Over the last few months, the institutional investing industry has been waiting to see who Yale would name as his successor.
“The committee left no stone unturned in the search,” former Yale provost Ben Polak, chair of the seven-member hiring committee, said in a statement. “In the end, the right answer was immediately before us. Matt Mendelsohn has the respect of his colleagues, of managers, and of his peer CIOs — and an extraordinary record of investing, building and leading teams, and representing what is best about Yale.”
Mendelsohn, a Yale College graduate, joined the investment office after graduation in 2007, according to the announcement. Over the past 10 years, the venture capital portfolio, which he has most recently overseen, has returned 21.6 percent annually.
Mendelsohn also spent nearly a decade overseeing the endowment’s leveraged buyouts portfolio and helped manage Yale’s domestic and foreign equities, absolute return, and natural resources asset classes, according to the statement.
Mendelsohn, like Swensen when he started out, is a young CIO at 36 years of age. From 2013 through 2018, Mendelsohn also co-taught an endowment management class at the Yale School of Management alongside Dean Takahashi, Swensen’s longtime second in command and former senior director at the Investments Office.
“Matt shares David’s hallmark qualities: He’s analytically rigorous both in his disciplined approach to asset allocation and in his first-principles approach to specific investments; he has incredible insight into the character and dynamics of his team and of Yale’s outside managers; and he starts from the core belief that everyone involved with the Yale endowment must operate with complete honesty, integrity, and transparency,” Polak said.
According to recruiter Charles Skorina, the decision to promote Mendelsohn makes sense. “It’s a no-brainer,” he said by phone Tuesday. “He was slotted in. The only one who fit was Matthew.”
Mendelsohn signaled his plans for the future of Yale in a statement: “Looking ahead, we will build on the office’s longstanding allegiance to ethical investment practices and develop a diverse team of internal and external investment managers as we seek to continue Yale’s legacy of investment success,” he said.
Mendelsohn will begin his tenure on September 1, the announcement said. Alex Banker, Yale’s director of investments who served as the investment office’s interim CIO, will return to his role.
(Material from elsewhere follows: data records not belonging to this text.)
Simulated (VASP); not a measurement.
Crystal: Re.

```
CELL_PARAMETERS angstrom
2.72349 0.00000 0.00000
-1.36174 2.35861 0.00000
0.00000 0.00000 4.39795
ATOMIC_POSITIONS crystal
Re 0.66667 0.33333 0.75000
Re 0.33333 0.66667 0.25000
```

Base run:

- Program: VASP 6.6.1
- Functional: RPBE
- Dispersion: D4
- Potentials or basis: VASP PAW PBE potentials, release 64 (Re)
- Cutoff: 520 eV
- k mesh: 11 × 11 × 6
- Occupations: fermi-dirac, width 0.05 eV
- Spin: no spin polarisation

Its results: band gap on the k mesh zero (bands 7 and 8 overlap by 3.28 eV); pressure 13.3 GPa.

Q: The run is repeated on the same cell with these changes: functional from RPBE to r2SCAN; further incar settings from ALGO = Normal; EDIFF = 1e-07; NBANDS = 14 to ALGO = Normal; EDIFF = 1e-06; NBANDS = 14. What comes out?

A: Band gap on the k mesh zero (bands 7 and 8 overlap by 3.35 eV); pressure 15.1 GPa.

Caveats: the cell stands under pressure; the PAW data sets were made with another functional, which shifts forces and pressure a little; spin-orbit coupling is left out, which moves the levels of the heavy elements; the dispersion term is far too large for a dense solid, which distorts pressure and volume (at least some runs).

In addition to Polak, the search committee included Francis Biondi, founder of King Street Capital Management; Michael Cavanagh, senior executive vice president and CFO at Comcast; Charles Goodyear, CFO at Goodyear Investment Company; Carter Simonds, former managing director at Blue Ridge Capital; Heather Tookes, professor at Yale School of Management; and Douglas Warner, former chairman of the JPMorgan Chase & Co. board.
Biondi, Cavanagh, Goodyear, and Simonds serve on Yale’s investment committee. Executive search firm David Barrett Partners, led by Yale alum David Barrett, advised the committee.